1. M/S Lawyers & court officials arrive into the court room at the Intentional Criminal Tribunal for the former Yugoslavia, Hague, Netherlands, UPSOUND: "All rise" "The International Criminal for the Former Yugoslavia is now open"
2. M/S Permanent Judge Alphons M.M Orie, Netherlands calls for the case of Ratko Mladic to resume
3. M/S Peter McCloskey, Counsel for prodecution asks witness about evidence of a drawing: "What are these supposed to depict?"
4. C/U Drawing alleged to be done by Ratko Mladic
5. M/S Witness says the picture shows heavy equipment of an on-going execution site
SCRIPT
Netherlands: Former commander of Bosnian Serb army on trial
The trial against former Bosnian Serb military leader Ratko Mladic resumed on Tuesday in the Hague with a hearing at the International Criminal Tribunal for the former Yugoslavia. The court was established by the United Nations in 1993 to prosecute serious crimes committed during the wars in former Yugoslavia. It is also the first war crimes court created by the UN and the first international war crimes tribunal since the Nuremberg and Tokyo trials.
Mladic is on trial for war crimes, crimes against humanity and genocide during the conflicts in the Balkans. He is accused of being responsible for the siege of Sarajevo and the Srebrenica massacre. Captured in Serbia in 2011 after 14 years of being a fugitive, the 71-year-old, who was dubbed by the media as "The Butcher of Bosnia," faces 11 charges in total for his role in Bosnia's war from 1992 to 1995 that left 100,000 people dead.

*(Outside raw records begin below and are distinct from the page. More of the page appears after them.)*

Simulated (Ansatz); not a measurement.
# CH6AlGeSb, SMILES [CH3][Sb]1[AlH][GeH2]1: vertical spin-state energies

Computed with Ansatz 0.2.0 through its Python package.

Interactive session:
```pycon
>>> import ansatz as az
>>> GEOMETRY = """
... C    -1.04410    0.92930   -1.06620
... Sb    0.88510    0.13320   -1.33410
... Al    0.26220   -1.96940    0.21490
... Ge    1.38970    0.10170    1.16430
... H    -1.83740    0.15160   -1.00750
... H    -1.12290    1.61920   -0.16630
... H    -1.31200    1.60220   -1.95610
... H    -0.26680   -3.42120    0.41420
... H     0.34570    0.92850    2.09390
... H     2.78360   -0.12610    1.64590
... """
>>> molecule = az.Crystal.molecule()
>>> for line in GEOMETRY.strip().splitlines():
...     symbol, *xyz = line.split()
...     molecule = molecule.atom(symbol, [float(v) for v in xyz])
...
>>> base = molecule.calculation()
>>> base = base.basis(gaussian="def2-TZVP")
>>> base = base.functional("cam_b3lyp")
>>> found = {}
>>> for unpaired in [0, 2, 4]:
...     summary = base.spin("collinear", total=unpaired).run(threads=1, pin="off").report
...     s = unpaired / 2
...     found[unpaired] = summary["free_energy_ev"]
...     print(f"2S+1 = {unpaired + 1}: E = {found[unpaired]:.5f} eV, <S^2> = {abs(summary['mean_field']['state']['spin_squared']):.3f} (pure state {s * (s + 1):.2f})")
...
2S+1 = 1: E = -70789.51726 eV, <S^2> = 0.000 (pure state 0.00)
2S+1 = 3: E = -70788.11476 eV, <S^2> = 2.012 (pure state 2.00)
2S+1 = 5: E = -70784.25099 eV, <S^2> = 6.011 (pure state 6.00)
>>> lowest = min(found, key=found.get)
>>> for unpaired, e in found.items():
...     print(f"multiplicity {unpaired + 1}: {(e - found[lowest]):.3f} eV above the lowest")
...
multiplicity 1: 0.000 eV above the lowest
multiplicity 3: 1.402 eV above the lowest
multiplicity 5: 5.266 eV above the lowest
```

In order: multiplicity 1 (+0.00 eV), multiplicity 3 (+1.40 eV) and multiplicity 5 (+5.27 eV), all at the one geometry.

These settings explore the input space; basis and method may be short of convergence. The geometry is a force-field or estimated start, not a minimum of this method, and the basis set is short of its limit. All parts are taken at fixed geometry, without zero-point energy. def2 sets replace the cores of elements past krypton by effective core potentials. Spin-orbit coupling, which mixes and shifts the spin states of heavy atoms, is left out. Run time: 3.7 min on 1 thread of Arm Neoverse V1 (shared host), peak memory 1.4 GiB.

7,500 Bosnian men and boys were taken from their homes and murdered in Srebrenica, then buried in mass graves in 1995. Women were forcibly removed, along with young children and some elderly men as part of a mass ethnic cleansing programme. Mladic faces charges on two counts of genocide, persecutions, exterminations, murder, deportation, inhumane acts, terror, unlawful attacks on civilians and the taking of hostages.